Let $A$ and $B$ be $n \times n$ matrices.

For every positive integer $m$, $A^m$ and $B$ commute.

Let $P(m) = A^nB = BA^m$.

$m = 1$: $P(1) = AB = BA$ Since we assumed that $A$ and $B$ commute.

$P(m) = A^mB = BA^m$ This is the induction hypothesis.

$P(m + 1) = (A)(A^mB)$ Since $(A)(A^mB) = (AA^m)B = A^{m + 1}B$.

$= (A)(BA^m)$ By the induction hypothesis.

$= B(AA^m)$ Since we assumed that $A$ and $B$ are commutative.

$= BA^{m + 1}$ Q.E.D.

For every fixed $m$ and variable $n$, $B^nA^m = A^mB^n$.

$P(1) = BA^m = A^mB$

$P(n) = B^nA^m = A^mB^n$ This is the inductive hypothesis.

$P(n + 1) = (B)(B^nA^m)$ Since $(B)(B^nA^m) = (BB^n)A^m = B^{n + 1}A^m$, since matrix multiplication is associative.

$= (B)(A^mB^n)$ By the inductive hypothesis.

$= A^m(BB^n)$ Since we proved in the last inductive proof that $A^m$ and $B$ commute for all $m$.

$= A^mB^{n + 1}$ Q.E.D.

I would greatly appreciate feedback as to whether my new proof is correct.

Answer 1

You have to modify your second induction. Show for fixed $m$ that $A^kB^m=B^mA^k$ by induction over $k$.

For $k=1$ this is your first induction (if you correct it). For $k>1$ you get $A^kB^m=AA^{k-1}B^m=AB^mA^{k-1}$ by induction hypothesis. Now the case $k=1$ yields that this is equal to $B^mAA^{k-1}=B^mA^k$ which you wanted to show.

Answer 2

The result has little to do with matrices and it is no more difficult to prove the following more general result:

Proposition. Let $a$ and $b$ be elements of a semigroup $S$. If $a$ and $b$ commute, then the subsemigroup of $S$ generated by $a$ and $b$ is commutative.

In your case, it would prove for instance that the matrices $A^2B^3AB^2A$ and $BAB^2A^3$ commute.

Proof. The elements of the subsemigroup of $S$ generated by $a$ and $b$ can be represented by nonempty words on the alphabet $\{a, b\}$. We claim that if $u$ and $v$ are two nonempty words, then $uv = vu$ in $S$. Let us prove this result by induction on $n = |u| + |v|$ (here $|w|$ denotes the length of a word $w$).

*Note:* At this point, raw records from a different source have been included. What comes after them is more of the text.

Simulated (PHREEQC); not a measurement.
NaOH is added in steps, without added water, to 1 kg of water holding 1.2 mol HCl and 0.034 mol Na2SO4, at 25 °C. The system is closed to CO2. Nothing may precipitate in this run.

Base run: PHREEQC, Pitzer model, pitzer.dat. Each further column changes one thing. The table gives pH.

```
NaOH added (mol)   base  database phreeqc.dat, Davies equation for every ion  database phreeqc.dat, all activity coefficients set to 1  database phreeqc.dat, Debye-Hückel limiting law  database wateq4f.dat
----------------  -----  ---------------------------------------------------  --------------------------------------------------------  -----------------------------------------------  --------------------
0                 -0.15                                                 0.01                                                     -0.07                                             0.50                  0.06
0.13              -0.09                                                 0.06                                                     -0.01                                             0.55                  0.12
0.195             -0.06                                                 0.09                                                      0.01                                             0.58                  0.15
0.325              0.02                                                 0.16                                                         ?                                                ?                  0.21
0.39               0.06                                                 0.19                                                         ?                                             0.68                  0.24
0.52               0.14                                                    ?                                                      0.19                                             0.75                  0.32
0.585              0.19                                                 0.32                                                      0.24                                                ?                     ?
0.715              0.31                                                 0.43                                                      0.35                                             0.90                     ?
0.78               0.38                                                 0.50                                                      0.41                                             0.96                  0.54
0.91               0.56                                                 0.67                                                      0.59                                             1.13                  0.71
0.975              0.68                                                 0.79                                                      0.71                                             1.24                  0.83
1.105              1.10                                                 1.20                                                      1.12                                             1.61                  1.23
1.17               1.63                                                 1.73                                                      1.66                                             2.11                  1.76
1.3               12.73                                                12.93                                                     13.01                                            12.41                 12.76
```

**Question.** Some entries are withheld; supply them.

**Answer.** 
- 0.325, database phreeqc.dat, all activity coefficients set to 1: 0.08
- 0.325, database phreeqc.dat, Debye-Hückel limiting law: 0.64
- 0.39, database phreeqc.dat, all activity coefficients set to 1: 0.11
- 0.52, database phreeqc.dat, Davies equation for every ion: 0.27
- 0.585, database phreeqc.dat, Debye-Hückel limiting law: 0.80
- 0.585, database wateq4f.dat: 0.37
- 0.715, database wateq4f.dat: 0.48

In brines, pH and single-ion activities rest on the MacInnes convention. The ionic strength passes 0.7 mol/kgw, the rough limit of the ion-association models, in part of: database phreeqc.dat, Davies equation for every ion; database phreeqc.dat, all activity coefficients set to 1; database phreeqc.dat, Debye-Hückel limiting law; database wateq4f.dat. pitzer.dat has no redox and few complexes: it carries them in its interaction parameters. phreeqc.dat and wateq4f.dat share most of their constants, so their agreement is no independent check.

If $n = 2$, then $(u,v) \in \{(a,a), (a,b), (b,a), (b,b)$} and the result is obvious since $ab = ba$. Suppose that the result holds for all $n \geqslant 2$ and that $|u| + |v| = n+1$. Without any loss of generality, we may assume that $|v| \leqslant |u|$ and $|u| \geqslant 2$, so that $u = u'c$, with $|u'| = |u|-1$ and $c$ is the last letter of $u$ (either $a$ or $b$). Now $$ uv = (u'c)v = u'(cv) \stackrel{\color{red}{(1)}}{=} u'(vc) = (u'v)c \stackrel{\color{red}{(2)}}{=} (vu')c = v(u'c) = vu $$ $\color{red}{(1)}$ By the induction hypothesis, $cv = vc$, since $|v| + |c| = 1 + |v| < |u| + |v| = n$.

$\color{red}{(2)}$ By the induction hypothesis, $vu' = u'v$, since $|u'| + |v| = (|u|-1) + |v| = n$.

Answer 3

Your proof is incomplete. In second induction you should take $n = k'$. For $n = k', m = 1$ it is true from 1st induction and now you should prove for $n = k', m = k+1$ assuming it is true for $n = k', m= k$.